The Supreme Court of Canada (SCC) ruled in its recent decision, Valard Construction Ltd. v. Bird Construction Co. (Valard Construction), that an “obligee” or trustee under a labour and material payment bond (usually the owner or general contractor) may be required to disclose the bond’s existence to its beneficiaries (usually subcontractors).
Prior to this decision, Canadian courts held that an obligee is only required to disclose the existence of a bond in response to a demand for information, such as demands made under applicable builders’ lien legislation. From now on, owners and general contractors will need to notify potential claimants of the existence of a bond in certain circumstances.
Valard Construction arose out of a claim by a utility sub-subcontractor (Valard) for directional drilling work done and materials provided to an oil sands worksite located near Fort McMurray, Alberta. The electrical subcontractor that engaged Valard became insolvent and some of Valard’s invoices went unpaid. Valard later learned of a bond obtained by the electrical subcontractor, which named the general contractor as obligee and the electrical subcontractor as principal, and sought to claim under the bond.
The bond at issue was a standard form CCDC 222-2002 labour and material payment bond, which provides that a beneficiary who has not received payment within 90 days of the last day on which it provided work and/or materials may sue the surety on the bond for the unpaid sum. The beneficiary is required to provide notice to the surety, principal and obligee of its claim within 120 days of the last date that the work and/or materials were provided to the project in order to claim under the bond.

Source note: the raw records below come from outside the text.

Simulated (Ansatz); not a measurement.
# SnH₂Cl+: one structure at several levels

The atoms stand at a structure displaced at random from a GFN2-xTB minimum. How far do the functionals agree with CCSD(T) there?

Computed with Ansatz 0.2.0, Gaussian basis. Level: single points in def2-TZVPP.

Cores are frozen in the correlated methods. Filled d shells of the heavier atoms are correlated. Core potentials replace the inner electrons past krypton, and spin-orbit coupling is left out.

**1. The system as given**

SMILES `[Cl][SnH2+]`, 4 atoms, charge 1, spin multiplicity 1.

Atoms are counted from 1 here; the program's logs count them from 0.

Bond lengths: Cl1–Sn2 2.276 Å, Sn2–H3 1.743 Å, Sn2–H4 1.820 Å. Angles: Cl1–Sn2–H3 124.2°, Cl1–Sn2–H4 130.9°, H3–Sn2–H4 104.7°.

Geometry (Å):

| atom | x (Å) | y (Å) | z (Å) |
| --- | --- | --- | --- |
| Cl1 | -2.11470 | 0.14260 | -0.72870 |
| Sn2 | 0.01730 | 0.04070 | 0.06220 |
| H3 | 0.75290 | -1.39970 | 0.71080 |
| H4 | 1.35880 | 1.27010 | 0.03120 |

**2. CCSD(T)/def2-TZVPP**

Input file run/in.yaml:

Valard did not learn of the bond until seven months after the 120-day notice period had expired. As a result, the surety denied Valard’s claim. Valard then commenced a claim against the general contractor for the amount it would have claimed under the bond.
The majority of the SCC found that the general contractor was liable to Valard for the sum that it could have obtained under the terms of the bond, had it been aware of its rights.
According to the SCC, obligees are required to inform potential beneficiaries of the existence of a bond where the beneficiary would, objectively, suffer an unreasonable disadvantage by not being informed of the bond. Whether a beneficiary would suffer an unreasonable disadvantage is determined based on the circumstances in which the bond was entered into, including its terms, the nature of the industry and the beneficiary’s entitlement under the bond.
In Valard Construction, the majority of the SCC held that the general contractor was required to inform Valard of the bond’s existence because labour and material payment bonds are unusual in private oil sands projects, Valard was unaware of the existence of the bond, and its entitlement was time-limited, such that it was unable to claim on the bond due to the expiry of the notice period before it learned of the bond.
Owners and General Contractors (Obligees)
For obligees, Valard Construction creates a new administrative burden and legal risk. The test of whether a beneficiary would “suffer unreasonable disadvantage” due to lack of notice of the bond is unclear. Barring long-standing and well-known requirements for bonds on the type of construction at issue, it appears likely that notice of a bond will be required, or at least prudent.
The next question is “what is sufficient notice?”. The SCC noted that the general contractor could have satisfied its duty by simply posting a notice of the bond at its on-site trailer where workers were required to attend site meetings on a regular basis. This would have ensured that a “significant portion” of the potential beneficiaries would have had notice of the bond.
This seems simple enough, but it is not hard to imagine scenarios where such posting does not in fact notify subcontractors and suppliers. For example, suppliers who simply drop off materials at the job site may never enter the trailer. Alternatively, there may be multiple job sites. If a notice is visible only to front-line employees of a subcontractor, is that sufficient to inform the subcontractor’s management of the existence of the bond? Would an email suffice, or a clause in standard terms which all subcontractors are required to acknowledge? These and other questions will remain to be addressed over time as the extent of this new obligation is defined by parties and courts.
In the meantime, owners and contractors may wish to:
- Review contractual documentation or contact subcontractors for current projects and identify any bonds naming them as obligees
- Prepare notice procedures for current and future projects such that reasonable steps are taken to indicate the existence of a bond to as many potential bond beneficiaries as commercially practicable
- Consider revising their contract documentation to include a requirement for all parties who obtain bonds either to identify potential bond beneficiaries or to notify potential bond beneficiaries of the existence of the bond on the obligee’s behalf.
Subcontractors and Suppliers (Beneficiaries)
For subcontractors, suppliers and other potential bond beneficiaries, the decision in Valard Construction provides a potential avenue for recovery where the notice period under a labour and material payment bond has expired without notice of the bond to the beneficiary. Beneficiaries who have been denied recovery under a bond may wish to seek legal advice regarding a potential claim against the obligee of the bond given this decision, depending on the facts of their case.